May 7 (Bloomberg) -- West Texas Intermediate advanced for a second day after an industry report showed crude stockpiles declined in the U.S., the world’s biggest oil consumer. Brent gained in London as the U.S. considered further sanctions on Russia.

Futures rose as much as 1.1 percent in New York. Total U.S. crude inventories shrank by 1.82 million barrels last week as supplies slid at Cushing, Oklahoma, the delivery point for WTI, the American Petroleum Institute said yesterday. The U.S. is discussing further sanctions on Russia amid violence in Ukraine, two White House officials told Congress.

“Hedge funds are very bullish on oil, they have seen the reduction of inventories at Cushing as the explanation for the rally in WTI,” Ole Hansen, the head of commodity strategy at Saxo Bank A/S, said in an interview in Dubai today. “The tension in Ukraine has been adding some support.”

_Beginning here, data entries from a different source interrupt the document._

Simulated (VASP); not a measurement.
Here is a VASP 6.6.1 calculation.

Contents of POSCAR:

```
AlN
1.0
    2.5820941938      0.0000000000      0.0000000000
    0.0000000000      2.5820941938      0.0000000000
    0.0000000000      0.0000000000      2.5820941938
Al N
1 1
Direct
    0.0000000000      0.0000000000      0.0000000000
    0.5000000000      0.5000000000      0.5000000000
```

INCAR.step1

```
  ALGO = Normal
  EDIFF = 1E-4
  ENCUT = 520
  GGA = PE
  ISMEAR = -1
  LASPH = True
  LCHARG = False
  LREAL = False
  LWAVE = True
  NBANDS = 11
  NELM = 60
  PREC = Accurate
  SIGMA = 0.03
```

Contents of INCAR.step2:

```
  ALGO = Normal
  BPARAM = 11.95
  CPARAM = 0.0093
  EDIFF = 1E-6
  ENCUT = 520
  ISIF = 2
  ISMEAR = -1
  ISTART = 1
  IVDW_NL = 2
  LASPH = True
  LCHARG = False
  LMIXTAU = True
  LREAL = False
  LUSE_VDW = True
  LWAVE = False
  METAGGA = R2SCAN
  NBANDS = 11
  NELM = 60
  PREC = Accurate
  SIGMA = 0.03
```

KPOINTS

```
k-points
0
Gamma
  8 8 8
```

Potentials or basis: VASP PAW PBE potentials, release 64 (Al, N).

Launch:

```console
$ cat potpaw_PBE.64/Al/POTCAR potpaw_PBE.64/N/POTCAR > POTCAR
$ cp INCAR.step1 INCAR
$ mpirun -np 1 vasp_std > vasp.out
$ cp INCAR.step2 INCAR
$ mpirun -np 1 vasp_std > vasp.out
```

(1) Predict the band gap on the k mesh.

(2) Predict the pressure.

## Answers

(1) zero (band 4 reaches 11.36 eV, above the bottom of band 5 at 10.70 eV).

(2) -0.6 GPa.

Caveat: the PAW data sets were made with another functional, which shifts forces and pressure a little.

WTI for June delivery increased as much as $1.09 to $100.59 a barrel in electronic trading on the New York Mercantile Exchange, before trading for $100.04 at 1:36 p.m. London time. The contract gained 2 cents to $99.50 yesterday. The volume of all futures traded was about 24 percent below the 100-day average for the time of day. Prices have advanced 1.6 percent this year.

Brent for June settlement rose 10 cents, or 0.1 percent, to $107.16 a barrel on the London-based ICE Futures Europe exchange. The European benchmark crude was at a premium of $7.14 to WTI on ICE. The spread narrowed for a second day yesterday to close at $7.56.

Crude Supplies

“Cushing inventories are probably getting toward a base level now,” said Ric Spooner, a chief strategist at CMC Markets in Sydney, who predicts investors may sell West Texas contracts if futures climb to $100.50 a barrel. “Prices might otherwise be weaker if it were not for Ukraine.”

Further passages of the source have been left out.